Written by: Jonathan Biteau and Manuel Meyer

Photons at energies beyond a billion times that of X-rays cannot reach us from the outer edges of the observable Universe. Only a fraction of these very-high-energy gamma rays reach our atmosphere to produce firework-like visual displays called air showers. While our eyes can’t see these rapid air showers, telescopes can. Today, the H.E.S.S., MAGIC, and VERITAS telescopes observe gamma rays and tell us the story of their travels, taking nano-second pictures of the fireworks they initiate in the atmosphere. In the not-too-distant future, CTA will measure these gamma rays with its improved sensitivity and will write down the chronicles of gamma-ray propagation on cosmological scales.

Fig. 1: Cosmic journey of gamma rays from a distant galaxy down to the CTA Observatory. Some gamma rays produce electron-positron pairs when interacting with EBL photons (red). The pairs, deflected by the intergalactic magnetic field, scatter off CMB photons resulting in a gamma-ray halo (orange). Exotic processes such as Lorentz invariance violation (gray) or coupling to axion-like particles (light blue) could modify the absorption, resulting in characteristic spectral features.

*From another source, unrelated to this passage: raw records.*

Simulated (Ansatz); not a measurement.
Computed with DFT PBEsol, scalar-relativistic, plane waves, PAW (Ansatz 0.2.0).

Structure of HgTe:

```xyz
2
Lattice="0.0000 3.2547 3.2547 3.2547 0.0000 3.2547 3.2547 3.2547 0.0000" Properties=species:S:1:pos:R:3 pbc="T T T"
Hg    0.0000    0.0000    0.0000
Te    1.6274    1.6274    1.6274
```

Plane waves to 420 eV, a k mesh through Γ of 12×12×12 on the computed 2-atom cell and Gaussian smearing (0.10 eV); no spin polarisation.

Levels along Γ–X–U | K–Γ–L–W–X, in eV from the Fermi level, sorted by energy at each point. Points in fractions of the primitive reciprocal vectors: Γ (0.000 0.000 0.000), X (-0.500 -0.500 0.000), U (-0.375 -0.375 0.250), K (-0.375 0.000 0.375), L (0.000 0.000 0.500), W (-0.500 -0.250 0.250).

Gamma rays are emitted in distant galaxies located billions of light years away. The chief foe that gamma rays face in the intergalactic medium is the army of lower-energy photons called the extragalactic background light (EBL). The EBL radiation spans the ultraviolet, optical and infrared bands and is created mainly by stars and dust in galaxies over the history of the Universe. EBL photons interact with gamma rays to generate pairs of electrons and positrons. This absorption, depicted in Fig. 1 (red box), becomes stronger with increasing gamma-ray energy and source distance. By measuring it in gamma-ray spectra of extragalactic sources, CTA will probe with unrivaled accuracy the spectrum and evolution of the EBL, thereby unveiling the formation and evolution of dust and stars in galaxies.

The electrons and positrons produced in the interaction with EBL photons do not reach Earth, however, they can scatter off photons of the cosmic microwave background (CMB). This transfers energy from the pairs to the CMB photons, transforming them to gamma rays with lower energies than that of the initial parent gamma ray, as shown in Fig. 1 (orange box). Because electrons and positrons are charged particles, they are affected by the intergalactic magnetic field in cosmic voids, which deflects their trajectory on scales of millions of light years. This creates a diffuse gamma-ray halo around otherwise point-like sources. CTA will search for such halos, and possibly detect for the first time the elusive remnant of cosmic magnetism in the most rarefied corners of the Universe.

In their struggle for survival, gamma rays could be helped by new processes, which lie beyond the standard models of particle physics and cosmology. The first is Lorentz invariance violation (LIV) at the Planck scale, the frontier of current physical theories. This process could shield gamma rays from interacting with the EBL, resulting in an unexpectedly large number of cosmic-trotters reaching Earth at the highest energies probed by CTA (Fig. 1, gray box). The second is a cloak called an axion-like particle. Gamma rays could put this cloak on within magnetic fields, effectively escaping interactions with the EBL. Cloaked-uncloaked oscillations (Fig. 1, light blue box) would result in larger-than-expected fluctuations in the gamma-ray spectra, which CTA will constrain with its excellent energy reconstruction.

Gamma rays from extragalactic sources tell us the story of an epic cosmic journey, probing the very fabric and content of the Universe in large voids. A first report of the potential of CTA to constrain gamma-ray propagation can be found in [1], but the CTA Consortium is actively preparing the scientific machinery to greet cosmic-trotters and recount their odyssey.

[1] Studying cosmological gamma-ray propagation with the Cherenkov Telescope Array, F. Gaté, R. Alves Batista, J. Biteau, J. Lefaucheur, S. Mangano, M. Meyer, Q. Piel, S. Pita, D. Sanchez, I. Vovk (for the CTA Consortium), ICRC proceedings (2017).